11/03/2021
POUR HOMME seeks to honour the full spectrum that is the human by visually “undefining masculinity” and presenting gender as the business of the individual, not the business of any society, system or structure.
The series pays homage to an iconic image, which birthed the aesthetic treatment for POUR HOMME. That image is the 1971 campaign image for YSL’s first men’s perfume, named Pour Homme (meaning ‘for him’, a phrase still used today to denote ‘men’s fragrances) where the house’s designer themselves stripped off in front of the camera for photographer Jeanloup Sieff. Yves posed n**e, wearing only his iconic frames, on leather cushions. The aim of that campaign was to challenge traditional ideas of masculinity (rejecting the machismo so commonplace in advertising of the time), desexualise nudity and pose the question: why is it more socially acceptable for a woman to be presented n**e in an advertisement, than a man?
At the time, the campaign cause quite some controversy and was refused publication by numerous newspapers who felt the image was too provocative. However, the images resonated greatly with the q***r community, as a message of radical self-acceptance and self-love, and today they have been widely published and celebrated. It is now considered a landmark in fashion advertising and is a primes example of Yves’ transgressive expression.

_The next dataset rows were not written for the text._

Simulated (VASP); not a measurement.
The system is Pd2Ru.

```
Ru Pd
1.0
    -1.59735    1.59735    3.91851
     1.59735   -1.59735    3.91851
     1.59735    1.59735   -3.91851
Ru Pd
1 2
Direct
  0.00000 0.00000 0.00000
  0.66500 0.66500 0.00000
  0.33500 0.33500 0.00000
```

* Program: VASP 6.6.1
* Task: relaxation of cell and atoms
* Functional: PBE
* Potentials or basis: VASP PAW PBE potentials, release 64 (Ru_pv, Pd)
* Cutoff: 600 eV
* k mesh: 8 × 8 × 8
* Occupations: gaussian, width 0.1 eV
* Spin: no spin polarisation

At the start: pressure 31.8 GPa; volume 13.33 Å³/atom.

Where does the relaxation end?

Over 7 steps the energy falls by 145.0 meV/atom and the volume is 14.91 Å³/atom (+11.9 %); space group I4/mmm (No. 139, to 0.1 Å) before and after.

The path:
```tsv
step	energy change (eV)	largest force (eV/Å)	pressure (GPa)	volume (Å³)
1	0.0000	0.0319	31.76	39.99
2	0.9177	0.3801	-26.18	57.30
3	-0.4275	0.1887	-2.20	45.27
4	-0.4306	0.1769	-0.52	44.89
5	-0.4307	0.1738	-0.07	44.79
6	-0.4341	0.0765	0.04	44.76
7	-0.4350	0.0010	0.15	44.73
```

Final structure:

In honour of fifty years since the release, this portrait series pays homage to this important campaign with 50 portraits. The series does not seek to redefine masculinity – rather, it seeks to undefine it. The cast has been selected to make space for a spectrum that subverts all notions of gender, inviting men to sit alongside women to sit alongside the non-conforming.
Directed by Ky Bxshxff (they/them)
Photographed by Kye Vogel-Du Plessis (she/they)
Produced by Teagan van Zyl (he/him)
Hair and Makeup by Roxanne van der Watt (she/her)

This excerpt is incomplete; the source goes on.